A veteran loyalist who was facing trial over two Troubles-related murders has died.
Winston “Winkie” Rea from Groomsport in County Down, had denied a number of offences.
Two of the charges against him were for the murders of Catholic men John Devine and John O’Hara more than 30 years ago.
He was also accused of membership of the paramilitary group, the Red Hand Commando.
His trial had been delayed because of his ill health.
A fresh investigation into the two deaths was prompted by information contained on tapes obtained from Boston College in the US.
In 2001 the college in Massachusetts began a five-year oral history project aimed at documenting perspectives on the Troubles from those involved in the conflict.

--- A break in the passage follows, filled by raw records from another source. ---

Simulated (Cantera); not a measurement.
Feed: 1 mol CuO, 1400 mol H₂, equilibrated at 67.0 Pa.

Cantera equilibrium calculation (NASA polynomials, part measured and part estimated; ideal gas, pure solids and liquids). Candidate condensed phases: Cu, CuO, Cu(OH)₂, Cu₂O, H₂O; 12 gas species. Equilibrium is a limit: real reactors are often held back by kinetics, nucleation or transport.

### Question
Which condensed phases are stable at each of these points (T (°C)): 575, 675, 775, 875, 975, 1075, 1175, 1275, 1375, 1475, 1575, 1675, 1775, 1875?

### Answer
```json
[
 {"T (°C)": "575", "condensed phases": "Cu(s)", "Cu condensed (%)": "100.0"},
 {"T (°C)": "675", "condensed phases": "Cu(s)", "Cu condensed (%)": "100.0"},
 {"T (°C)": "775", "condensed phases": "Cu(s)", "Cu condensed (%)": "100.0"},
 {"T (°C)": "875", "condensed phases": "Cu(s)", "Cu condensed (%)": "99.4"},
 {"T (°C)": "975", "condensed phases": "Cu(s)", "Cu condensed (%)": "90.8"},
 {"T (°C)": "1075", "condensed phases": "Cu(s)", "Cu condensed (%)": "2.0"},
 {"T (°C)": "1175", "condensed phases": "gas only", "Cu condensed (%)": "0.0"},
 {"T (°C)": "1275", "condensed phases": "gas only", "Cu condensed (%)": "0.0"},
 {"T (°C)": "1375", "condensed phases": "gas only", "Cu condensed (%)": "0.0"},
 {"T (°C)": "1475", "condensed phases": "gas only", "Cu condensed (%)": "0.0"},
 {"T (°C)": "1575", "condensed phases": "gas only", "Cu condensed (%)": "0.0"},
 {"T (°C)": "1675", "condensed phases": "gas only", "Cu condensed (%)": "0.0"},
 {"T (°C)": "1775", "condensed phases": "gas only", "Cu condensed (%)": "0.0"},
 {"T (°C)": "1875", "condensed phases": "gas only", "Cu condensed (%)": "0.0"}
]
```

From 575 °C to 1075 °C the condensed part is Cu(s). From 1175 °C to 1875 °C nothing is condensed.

Former paramilitaries, both republican and loyalist, were interviewed about their roles in the 40 years of violence which blighted Northern Ireland on the understanding that their accounts would not be made public until after their deaths.
But subsequent court rulings in the US rendered that undertaking useless, as the PSNI were awarded custody of the tapes for investigative purposes.
Rea was jailed for eight years in 1973. Later, he played a role in bringing about the loyalist ceasefires in 1994.
He was part of the Progressive Unionist Party (PUP) team that took part in negotiations leading to the Good Friday Agreement in 1998.
Rea was in his early 70s at the time of his death.